Sam the saviour: How Sam Allardyce saved Sunderland
Posted by Paul David Sanderson | Published on May 12, 2016
Sam Allardyce suits a club like Sunderland. Always in a fight to survive and never look to escape the cycle. So when Allardyce joined in October last year, I was confident that he could replicate what he has done at so many other clubs. After an emphatic win against local rivals and relegation rivals, Newcastle, it looked like he could be the man to lead us to survival. However, after a run of draws and defeats, the hope slowly faded away amongst some supporters. What Allardyce needed to do now was to keep the hope in the dressing room. We still had plenty of games to go but with the longest amount of time in the relegation zone this season (which we still hold now) it looked quite bleak.

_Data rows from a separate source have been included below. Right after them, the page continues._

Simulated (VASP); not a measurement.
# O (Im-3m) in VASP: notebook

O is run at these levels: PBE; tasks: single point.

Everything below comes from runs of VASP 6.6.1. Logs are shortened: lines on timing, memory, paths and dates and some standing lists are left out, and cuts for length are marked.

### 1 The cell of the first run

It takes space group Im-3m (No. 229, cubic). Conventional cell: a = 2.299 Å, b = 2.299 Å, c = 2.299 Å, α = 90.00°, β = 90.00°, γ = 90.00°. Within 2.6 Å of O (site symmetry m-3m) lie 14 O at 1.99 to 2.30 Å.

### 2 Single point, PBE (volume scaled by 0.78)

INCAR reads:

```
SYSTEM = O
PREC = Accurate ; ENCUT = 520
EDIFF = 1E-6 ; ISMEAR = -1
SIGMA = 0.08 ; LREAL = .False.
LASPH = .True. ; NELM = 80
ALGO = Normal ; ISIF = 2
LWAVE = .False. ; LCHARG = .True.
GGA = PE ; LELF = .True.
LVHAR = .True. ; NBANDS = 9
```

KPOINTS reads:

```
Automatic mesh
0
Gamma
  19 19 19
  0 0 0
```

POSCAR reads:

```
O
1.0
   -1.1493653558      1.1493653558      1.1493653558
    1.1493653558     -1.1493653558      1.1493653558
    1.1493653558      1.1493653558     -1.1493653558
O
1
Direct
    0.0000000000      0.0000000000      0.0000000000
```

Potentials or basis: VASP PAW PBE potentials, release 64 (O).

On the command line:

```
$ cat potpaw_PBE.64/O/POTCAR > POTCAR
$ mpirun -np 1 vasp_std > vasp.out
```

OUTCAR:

It was clear that Sunderland needed some reinforcements bringing in during the January transfer window. In previous seasons the business had been frankly horrendous but with a new manager comes changes in the way we play and the attitude in the dressing room. It was clear that Sam was aiming to build on what was one of the worst defences in the country, and so brought in Lamine Kone and Jan Kirchhoff. Both relatively unknown players, but players that had strength and an aerial threat. Next up was the attack. After loaning out Steven Fletcher and Danny Graham, Sam needed to buy an attacker to help provide service to the prolific Jermain Defoe. He brought in two players to fill this role in striker Dame N’Doye and winger Wahbi Khazri.
With new players brought in, it was time to see whether the transfer window had lived up to the low expectations set. At first it looked as though it had been like so many before as Sunderland debutant Jan Kirchhoff deflected a goal in and conceded a penalty. However, it looked much brighter for Kirchhoff as he started alongside debutants Wahbi Khazri and Lamine Kone in a tough fixture against Manchester City. Kone and Kirchhoff (who was in a more advanced role) were outstanding and just proved to all of those who doubted Kirchhoff wrong.
So now it was just a case of turning the draws and defeats, where we had been so dominant, into wins. Sam’s transfers brought life to the dressing room and quality when on the pitch, so it was clear when watching the games that he could guide this team to victory. This happened against Manchester United. New signing Wahbi Khazri scored a free kick and Lamine Kone almost got his name on the score sheet as well, had it not been for the goals panel ruling it as a David De Gea own goal.
After the Manchester United game, it all looked to be solved, a team that could now defend and also score goals. Sam Allardyce’s gamble was paying off. However, after 4 straight draws and a defeat to Leicester we were still trapped in the relegation zone. Our performances were outstanding but we could not get that clean sheet we needed. With Defoe on form we knew that we could score goals but silly mistakes were costing us points. This is where possibly the biggest game of the season came. Winning this game could kill off Norwich and leave a two horse race between rivals Sunderland and Newcastle, the ideal situation. Allardyce played his tactics perfectly to lead us to a 3-0 win. Not only did we get the three points and a clean sheet but a huge boost.
Allardyce found the formula to win games, using players such as Sebastian Larsson and Duncan Watmore as impact subs. Now it was just about continuing the performances, getting the ball to Defoe and making sure that our defence was as tight as possible. We were able to do this bagging five points out of a possible nine, leaving us in the ideal position where not only could we survive but also relegate local rivals Newcastle United (a former employer of Sam).
We picked our 7th unchanged side in a row (the first time in the club’s history) and we were able to get the win to secure our premier league status through Patrick Van Aanholt and a Sam Allardyce signing in Lamine Kone. Sam had used the same tactics as in the Norwich and Chelsea wins and was able to replicate the great performances.
Many criticise Sam’s tactics because they are boring and uninspired but in the end it was these tactics that help retain our premier league status. He was able to guide a team who has been in the bottom three for most of the season out of the relegation zone and create a team that can challenge and win games. He’s brought spirit, fight, quality and most importantly stability into a team that lacked in all four areas and that is why he has been one of the best managers we have had in the past few years.
So now we can look forward to playing in the premier league next season with a manager who can take us higher with the backing of the club and the backing of the fans. The future looks bright for Sam Allardyce and Sunderland AFC.